This week the Senate Environment & Public Works (EPW) Committee released their proposed highway bill, which would reauthorize the Federal-aid highway program at the baseline level – equal to current funding plus inflation – for six years. The proposal maintains current formulas and increases the highway funding amounts each state will receive each year. In addition to maintaining existing highway funding, the draft bill also authorizes new spending on a national freight program that would allow states to designate rural roads as critical freight corridors, especially if they provide access to grain elevators or “other regionally significant agricultural facilities.”

The freight highway proposal builds on a provision from the 2012 highway bill, calling for the designation of critical freight corridors. The EPW draft bill would fund the initiative with $400 million available to states beginning in 2016, and increasing it by $400 million each year until reaching $2 billion in 2020. If enacted and implemented, the new freight program would significantly increase federal funding for roads important to trucking commodities and freight.

The draft bill does not include an increase in truck weight limits, which is supported by ASA. Another highway bill priority for ASA is the continuation of the hours of service agricultural exemption. That issue is under the jurisdiction of the Senate Committee on Commerce and Transportation, rather than EPW, and the Commerce Committee has not yet acted on their portions of the bill. The EPW Committee is scheduled to markup the draft bill on Thursday. There is no timetable yet for consideration by the full Senate and the House Transportation & Infrastructure Committee has not yet indicated their plans or timeline for action.

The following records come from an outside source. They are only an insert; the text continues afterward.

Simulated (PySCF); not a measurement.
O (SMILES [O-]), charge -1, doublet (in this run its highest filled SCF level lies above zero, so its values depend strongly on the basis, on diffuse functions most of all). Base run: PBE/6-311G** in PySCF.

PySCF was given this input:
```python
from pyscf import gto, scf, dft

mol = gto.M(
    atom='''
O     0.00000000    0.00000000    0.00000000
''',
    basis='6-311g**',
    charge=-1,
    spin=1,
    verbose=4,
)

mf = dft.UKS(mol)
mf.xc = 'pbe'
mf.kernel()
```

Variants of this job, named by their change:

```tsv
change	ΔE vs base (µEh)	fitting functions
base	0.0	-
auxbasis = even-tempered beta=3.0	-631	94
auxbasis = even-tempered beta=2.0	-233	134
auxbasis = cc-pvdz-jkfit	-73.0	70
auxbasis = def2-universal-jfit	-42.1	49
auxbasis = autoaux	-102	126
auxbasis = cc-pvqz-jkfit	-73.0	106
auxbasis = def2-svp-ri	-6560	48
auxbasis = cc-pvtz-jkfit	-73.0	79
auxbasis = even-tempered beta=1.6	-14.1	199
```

A summary released by the EPW Committee indicates that the freight program ”improves efforts to identify projects with a high return on investment through state freight plans and advisory committees” established under the 2012 law. Factors that would be considered in determining which road segments qualify include total cargo tonnage and cargo value, whether the miles close gaps in existing freight network segments and whether they provide first- or last-mile links to such facilities as ports, international crossings, rail yards, warehouses, grain elevators, energy production sites, airports or intermodal container transfer hubs.